CHICAGO (Apr. 16)– The question — which comes first, the chicken or the egg — has defied answer for ages. And so is the question of which newspaper has the biggest circulation among Philippine newspapers and ethnic Filipino publications outside the Philippines.
A Filipino American publication wants to offer its own answer. And it wants a jury to give the clue.
In 2007, the Philippine Star’s claim to be the No. 1 was based on the thickness of the newspaper and its advertising revenues generated (2.62-bilion pesos or US54-M from January to November 2007) that topped other dailies, including the Philippine Daily Inquirer, which disagreed with the Star’s claims. And since then, it seems any agreement on this matter is nowhere in sight.
The Asian Journal, a twice-weekly publication, based in Los Angeles, California, wants to one-up its mainstream counterparts in the Philippines by suggesting that the proof of the circulation is not in the claim of an audited circulation but on the number of trucks that deliver the copies of the newspapers.
Putting its money where its mouth is, the Asian Journal Publications, Inc. coughed up $350 in filing fee last March 13 to the Superior Court of Los Angeles and accused its competition, Balita Media, Inc. and Verified Audit Circulation, Inc. of false and misleading advertising, unfair competition and fraudulent business acts and tortuous interference with prospective business advantage.
This topic is going to be one of the pieces of conversation by the NPC-Phil. U.S.A. headed by Lourdes Ceballos when it holds a Kapehan (coffee talk) at Fil Am Delight restaurant on 5750 N. California, just off the corner of Lincoln Ave. in Chicago’s northside at 10 a.m. on Saturday, April 18. Other topics that will be discussed are the column of Chip Tsao on Hongkong’s OFW’s and the Right of Reply pending in Philippine Congress.
The Asian Journal, which has several editions in California, Nevada and New York, is demanding an excess of $1-M in damages in lost income.
Also named in the 10-page complaint filed by Atty. Joel Bander were Anthony Allen, owner, Luchie Mendoza, director, and Does 1 thru 100.
The Asian Journal said that it is distributed “in the Los Angeles Basin primarily at Filipino and Asian markets, restaurants, and places where Filipinos and Asians tend to congregate for business and social reasons.” It is given away for free “and derives all of its revenues from advertising.”
Defendant Balita Media, Inc. publishes the newspapers, “Weekend Balita” and “Midweek Balita,” which are cumulatively distributed also twice weekly also in the Los Angeles Basin at no cost and also depends entirely on advertising for its revenues.
Co-defendant Verified Audit Circulation, Inc. provides “circulation auditing services” to both Asian Journal and Balita and other newspapers and magazines nationwide.

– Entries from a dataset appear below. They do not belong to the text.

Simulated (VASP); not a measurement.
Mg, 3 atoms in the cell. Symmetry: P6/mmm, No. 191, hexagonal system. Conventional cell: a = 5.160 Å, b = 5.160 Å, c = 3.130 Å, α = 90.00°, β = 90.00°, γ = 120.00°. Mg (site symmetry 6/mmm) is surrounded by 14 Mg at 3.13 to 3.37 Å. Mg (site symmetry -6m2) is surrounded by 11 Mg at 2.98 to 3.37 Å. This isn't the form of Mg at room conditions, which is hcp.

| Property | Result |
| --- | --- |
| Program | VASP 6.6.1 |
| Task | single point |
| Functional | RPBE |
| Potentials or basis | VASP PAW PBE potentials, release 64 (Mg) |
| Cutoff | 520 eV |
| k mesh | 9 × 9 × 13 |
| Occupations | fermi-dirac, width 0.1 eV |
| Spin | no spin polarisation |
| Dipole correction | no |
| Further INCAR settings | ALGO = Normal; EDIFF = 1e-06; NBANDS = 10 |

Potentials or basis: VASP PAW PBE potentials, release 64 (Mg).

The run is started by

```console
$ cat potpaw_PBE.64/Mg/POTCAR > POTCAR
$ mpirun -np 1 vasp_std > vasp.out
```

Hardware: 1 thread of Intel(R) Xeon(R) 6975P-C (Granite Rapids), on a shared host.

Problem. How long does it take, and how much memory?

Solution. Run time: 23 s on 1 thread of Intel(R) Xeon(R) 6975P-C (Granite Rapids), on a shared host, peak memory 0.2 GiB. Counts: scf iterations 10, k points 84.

According to the complaint, Balita “represented in its advertising materials that they print and distribute more than 80,000 copies.” And its circulation “is audited regularly by Certified Audit” or Verified Audit, which owns the trademark “V Verified Audit.”
But Asian Journal believes Balita only “prints and distributes about 8,000 to 12,000 copies.”
Both Number One
The complaint cited an article published in Weekend Balita, claiming that an audit conducted by Verified Audit shows “they deliver more copies than all other competitors,” making it the “number one Filipino American newspaper in Southern California.”
On the other hand, plaintiff Asian Journal claims to publish “35,000 copies per issue of its Los Angeles edition as certified by Verified Audit.”
The Verified Audit describes Asian Journal as “the leading Filipino American community newspaper in its areas of coverage.”
The Asian Journal said all its “representations, promotional materials and advertising to its advertisers, potential advertiser, readership and the community about the number it prints and distributes are true.”
But is “unable to fairly compete in light of ongoing misrepresentations” of Balita of its distribution.
Asian Journal believes its agents see only a small fraction of Balita copies compared to Asian Journal at its distribution outlets. It added that Balita only “owns or leases a single delivery van to distribute its newspapers, while Asian Journal owns or leases a minimum of six vans.
Asian Journal believes “it is functionally impossible to distribute 80,000 newspapers, or even 29,000 newspapers, with a single van on a single day.”
Asian Journal claims Verified Audit further permits Balita to use its name and logo to sell advertising to the public, although it is “unfair, fraudulent, and/or unfair deceptive, false or misleading advertising.”
As a result, Asian Journal “has suffered injury in fact and has lost money as a result of the violations alleged herein in that advertisers are more apt to advertise with defendant than plaintiff.”
The Asian Journal has asked the court that Balita “be preliminary and permanently enjoined from making or causing their agents from making any non-factual representations regarding the printing and distribution of their newspapers, and to advise their advertisers of their ongoing misrepresentations.”